Lately, I've taken a renewed if somewhat passive interest in our family finances. When Adrian and I were first married, I shouldered the responsibility of managing the budget in Quicken. However, I quickly relented this burden back to Adrian when I became overwhelmed with it. I guess, I've never been very fiscally minded. I mean, when I came home after accepting my first teaching position, Adrian asked how much I'd be making and I had no idea. (In my defense, it wasn't like I was going to get more in one position than another. I would be paid on the state scale.)
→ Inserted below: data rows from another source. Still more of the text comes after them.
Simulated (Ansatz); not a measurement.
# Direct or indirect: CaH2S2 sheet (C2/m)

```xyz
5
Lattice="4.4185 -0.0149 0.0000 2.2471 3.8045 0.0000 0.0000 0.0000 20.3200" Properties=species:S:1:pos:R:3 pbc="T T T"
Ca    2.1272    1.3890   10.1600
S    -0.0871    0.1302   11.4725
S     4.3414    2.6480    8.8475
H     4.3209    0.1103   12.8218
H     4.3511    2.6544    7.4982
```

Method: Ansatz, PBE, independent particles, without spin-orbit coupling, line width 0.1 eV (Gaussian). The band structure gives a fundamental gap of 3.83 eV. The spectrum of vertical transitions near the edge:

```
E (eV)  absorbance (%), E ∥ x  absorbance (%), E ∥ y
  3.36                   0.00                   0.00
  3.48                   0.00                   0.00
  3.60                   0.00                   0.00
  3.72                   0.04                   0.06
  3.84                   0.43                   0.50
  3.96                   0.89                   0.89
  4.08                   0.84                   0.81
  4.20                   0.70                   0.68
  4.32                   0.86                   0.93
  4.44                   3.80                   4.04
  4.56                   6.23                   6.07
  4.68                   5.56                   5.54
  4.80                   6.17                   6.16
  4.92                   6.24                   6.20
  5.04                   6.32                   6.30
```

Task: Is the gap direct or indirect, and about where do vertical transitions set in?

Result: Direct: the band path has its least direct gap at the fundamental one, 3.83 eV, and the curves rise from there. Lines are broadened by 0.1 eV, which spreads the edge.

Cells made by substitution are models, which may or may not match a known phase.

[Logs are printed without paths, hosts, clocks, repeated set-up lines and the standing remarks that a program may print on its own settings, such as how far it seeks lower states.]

However, my interest has once again been peaked. I sincerely want to be aware of how the money is flowing through (or mostly out) of our household. I have a feeling this new desire has most to do with an underlying guilt (as most things in my life do). It's a guilt of not making but definitely spending the money. It is a guilt not put upon me by my dear hubby. He constantly tries to reassure me that I do work and contribute to the household, but since that contribution is not measured monetarily I am left feeling inconsequential. Plus, there's always that nagging feminist in the back of my head screaming, "You're letting a man take care of you?!?!"
I need to get involved I really do. That way, when I'm standing at Target pondering whether I should purchase a new set of pajamas, I can actually make an informed (and not guilt ridden) decision. And that, in the words of the ultimate housewife-cum-corporate icon is a good thing.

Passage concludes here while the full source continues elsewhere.